Wednesday, August 17, 2011

Libertarians and liberals should join forces to reduce military spending

Posted By on Wed, Aug 17, 2011 at 2:36 PM

With budgets and national priorities up in the air, this is a great time, or could be, for the liberal/libertarian Strange Bedfellows Coalition we’ve wished for in the past to get organized and tackle military spending. It could happen, if the politicians involved had the nerve, and creativity, to pull it off.

As evidence, consider an unexpected, wonderful new piece written by Thomas Ravenel, the Republican former Secretary of the Treasury in South Carolina. Ravenel is libertarian through and through, which means many progressives disagree with him on a number of issues. But not this time, as Ravenel’s libertarian dislike of empire-building and support for big budget cuts meshes perfectly with the views of “left-liberals” who want to start dismantling the U.S. empire, and who are also being forced to consider national debt problems. Here’s the beginning of Ravenel’s terrific essay:

Why do we have 227 military bases in Germany, 124 in Japan, and 87 in South Korea? Why must the U.S. taxpayer shoulder the cost of military defense for wealthy countries like Germany, France, Japan and England? Why should we defend South Korea from North Korea when South Korea has a GDP 35 times that of North Korea?
We have a national debt of $14.3 trillion and many so called fiscally conservative Republicans say that military cuts should be off the table. Military spending is 20 percent of our budget and represents half of our discretionary spending. The Pentagon budget has nearly doubled in real terms since 1998, and now is higher than at any time since World War II.
If our country goes bankrupt, would that be a national security issue?

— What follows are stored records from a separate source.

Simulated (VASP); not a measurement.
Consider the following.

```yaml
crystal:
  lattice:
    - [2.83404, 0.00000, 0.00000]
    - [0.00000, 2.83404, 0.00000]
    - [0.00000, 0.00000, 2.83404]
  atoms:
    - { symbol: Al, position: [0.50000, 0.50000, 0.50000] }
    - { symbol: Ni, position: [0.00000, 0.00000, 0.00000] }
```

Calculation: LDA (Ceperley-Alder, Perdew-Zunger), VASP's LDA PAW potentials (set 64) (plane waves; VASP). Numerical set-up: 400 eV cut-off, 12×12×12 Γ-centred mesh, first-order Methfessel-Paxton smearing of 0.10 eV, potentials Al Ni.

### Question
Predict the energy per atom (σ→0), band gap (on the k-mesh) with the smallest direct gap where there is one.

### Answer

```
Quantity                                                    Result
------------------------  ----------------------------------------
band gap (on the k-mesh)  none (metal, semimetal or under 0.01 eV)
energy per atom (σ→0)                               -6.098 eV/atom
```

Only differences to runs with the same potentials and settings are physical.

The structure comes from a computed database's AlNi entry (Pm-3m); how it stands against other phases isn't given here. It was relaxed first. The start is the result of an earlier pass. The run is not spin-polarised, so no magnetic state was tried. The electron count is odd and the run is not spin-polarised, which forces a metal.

Here’s why this all came up: If the new super-committee designed by the recent debt ceiling deal can’t come up with a deficit-reduction plan by the end of the year, it will trigger $500 billion in more, automatic reductions in Defense Department spending. Some members of Congress and the public — mainly “left-liberal” Democrats and libertarian Republicans — would welcome those kinds of cuts, as it would compel cutbacks in the size of our worldwide military commitments.

If libs and libertarians are going to join forces on military spending (which, as Ravenel points out, is qualitatively different from “defense spending”), they should do so quickly, before Defense Secretary Leon Panetta’s scare tactics become “accepted fact.” Yesterday, Panetta said that cuts going deeper than the $350 billion already scheduled to be cut over the next 10 years would have “devastating effects” on U.S. national security. But that’s only true if you consider it necessary for America to keep pouring money into our insane collection of nearly 1,000 military bases. What deeper military cuts would “devastate” would be the “defense” industry itself, not our national security. Therefore, it would be preferable to give defense workers free job training before phasing out their positions; we don’t need to add to the nation’s unemployment woes while cutting expenses.

Panetta succeeded Robert Gates, who ended his tenure at the DOD by pissing off the defense industry and its lobbyists with a call for deeper cuts in military spending; Panetta is simply carrying water for those long-entrenched D.C. powerbrokers, which don’t want to see their fortunes diminished. For more on that issue, check out yesterday’s Washington Post column by Fareed Zakaria. In it, Zakaria explains why Robert Gates is right on the money, and rails against the Congress-lobbyists-industrialists money-go-round — or as a friend explains it, “The lobbyists pay the congress people who provide the appropriations for the contractors who pay the lobbyists who pay ... as they all sing, ‘Let the Circle Be Unbroken.’”

The Strange Bedfellows Coalition has shown tentative efforts at coming together during the past year: Sens. Patrick Leahy and Rand Paul co-sponsored a measure to rid the Patriot Act of some its most offensive aspects, and Reps. Barney Frank and Ron Paul co-sponsored a bill to decriminalize marijuana possession at the federal level. The time is perfect now for a broader liberal/libertarian coalition to coalesce around the issue of military spending.